This is the best follow-up to the last item. It tells the other person that you’re listening, and that you find value in what he or she is saying. The actor and writer Peter Ustinov once said that the greatest compliment he ever received took place when he was afraid he had gone on too long in a conversation with Prime Minister Margaret Thatcher, only to have her tell him, “Please continue.”

  1. “I took your suggestion.”

Follow up

OK, it’s almost too easy at this point. Combine asking someone’s opinion and demonstrating that the person has had impact on your life and you’ve provided him with two of the most gratifying, basic experiences of the human condition.

It doesn’t matter really whether you tried a new restaurant on the other person’s advice, followed his suggestion on how to begin an important conversation, or started getting up 15 minutes earlier for a week because he said it was a good idea. Simply being listened to and having impact makes people feel better. Bonus points if his suggestion created a positive result, but you’ll get credit regardless. (Related: “You were right.”)

  1. “I’m sorry.”

Say this when you mean it — when you’ve done something worth expressing regret for or the other person deserves sympathy. However, don’t water it down by using it when you don’t mean it. In fact, one writer made a compelling argument recently that the phrase is so overused that it ought to be retired. That would be a shame, but it underscores how people appreciate this phrase when it’s sincere, and how it annoys them when it isn’t.

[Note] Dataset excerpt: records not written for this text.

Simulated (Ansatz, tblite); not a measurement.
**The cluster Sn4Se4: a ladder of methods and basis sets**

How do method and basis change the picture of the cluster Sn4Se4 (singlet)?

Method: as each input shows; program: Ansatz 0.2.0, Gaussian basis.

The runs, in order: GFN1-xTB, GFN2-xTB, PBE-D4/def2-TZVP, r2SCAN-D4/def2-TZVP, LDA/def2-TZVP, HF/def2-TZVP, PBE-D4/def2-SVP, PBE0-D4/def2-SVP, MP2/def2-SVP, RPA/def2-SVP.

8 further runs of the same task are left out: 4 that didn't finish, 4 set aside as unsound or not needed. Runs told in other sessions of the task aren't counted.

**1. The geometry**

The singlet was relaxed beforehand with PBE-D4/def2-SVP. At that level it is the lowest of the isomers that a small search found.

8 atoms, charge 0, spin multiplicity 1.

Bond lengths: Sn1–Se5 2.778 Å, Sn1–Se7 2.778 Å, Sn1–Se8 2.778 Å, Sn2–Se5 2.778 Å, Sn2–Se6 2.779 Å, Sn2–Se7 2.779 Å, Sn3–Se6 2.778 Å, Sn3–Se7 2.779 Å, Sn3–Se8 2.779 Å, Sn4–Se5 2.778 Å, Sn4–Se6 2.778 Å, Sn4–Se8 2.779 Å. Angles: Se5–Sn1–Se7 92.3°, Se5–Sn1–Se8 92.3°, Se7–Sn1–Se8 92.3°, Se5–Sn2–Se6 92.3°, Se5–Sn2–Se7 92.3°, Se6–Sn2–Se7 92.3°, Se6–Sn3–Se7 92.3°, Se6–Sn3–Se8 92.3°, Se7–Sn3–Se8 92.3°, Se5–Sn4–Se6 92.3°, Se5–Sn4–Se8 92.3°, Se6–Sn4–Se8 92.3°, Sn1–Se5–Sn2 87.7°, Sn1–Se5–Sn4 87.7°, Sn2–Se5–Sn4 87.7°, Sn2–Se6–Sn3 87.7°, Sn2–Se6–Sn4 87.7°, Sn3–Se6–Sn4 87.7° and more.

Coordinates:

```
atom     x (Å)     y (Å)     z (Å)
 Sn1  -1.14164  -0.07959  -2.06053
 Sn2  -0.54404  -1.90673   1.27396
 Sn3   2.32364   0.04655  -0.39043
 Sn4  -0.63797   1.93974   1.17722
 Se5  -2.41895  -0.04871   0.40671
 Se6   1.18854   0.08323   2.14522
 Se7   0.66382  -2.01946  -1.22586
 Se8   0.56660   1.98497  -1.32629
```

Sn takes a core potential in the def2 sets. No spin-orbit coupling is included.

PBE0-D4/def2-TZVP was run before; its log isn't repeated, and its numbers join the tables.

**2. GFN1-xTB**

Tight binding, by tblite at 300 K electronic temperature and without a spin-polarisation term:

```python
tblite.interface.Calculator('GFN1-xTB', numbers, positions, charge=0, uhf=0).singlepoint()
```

  1. “I’d like to be more like you.”

Now you’ve got it — you’re expressing positivity toward other people almost naturally, pointing out not only things that they do well but maybe even things they do better than you do.

If you want to see a sentiment similar to this work very effectively, watch the 1997 movie As Good As It Gets. Or else, just read this short bit of dialogue in which Jack Nicholson’s character offers Helen Hunt’s character the ultimate compliment: “You make me want to be a better man.

  1. “Thank you.”

It’s not that much of a stretch to suggest that every other item on this list is in fact a form of “thank you.” This is truly one of the most powerful, underrated phrases in the English language. It packs a heck of a punch, encompassing positivity and impact in two little syllables. (By the way, thanks for reading this far into this column. Maybe if you share it with others, they’ll thank you, too.)

  1. “You’re welcome.”

Not “yep.” Not “no problem” or “no worries.” Say “You’re welcome.”

Instead of deflecting another person’s thanks, as some of these other phrases do, saying “you’re welcome” dignifies the person’s gratitude. It acknowledges that yes, you did do something worthy, or nice, or positive for someone — because you believe that she’s worth it.

  1. “No.”

There’s one small risk in this entire mode of expression, and this word is your fail-safe. The danger is that sometimes people who make other people’s happiness their priority can wind up doing so at the cost of their own happiness. We all know some people who take advantage, or who simply aren’t going to be happy no matter what your efforts amount to.

Two little letters, and yet they can be so powerful. Most important, they demonstrate that you care for yourself, which is a key prerequisite to caring truly for other people. Carry this one in your back pocket; use it when necessary. You’ll find that the most positive and happy people you interact with respect you for doing so — and that can make you happy, too.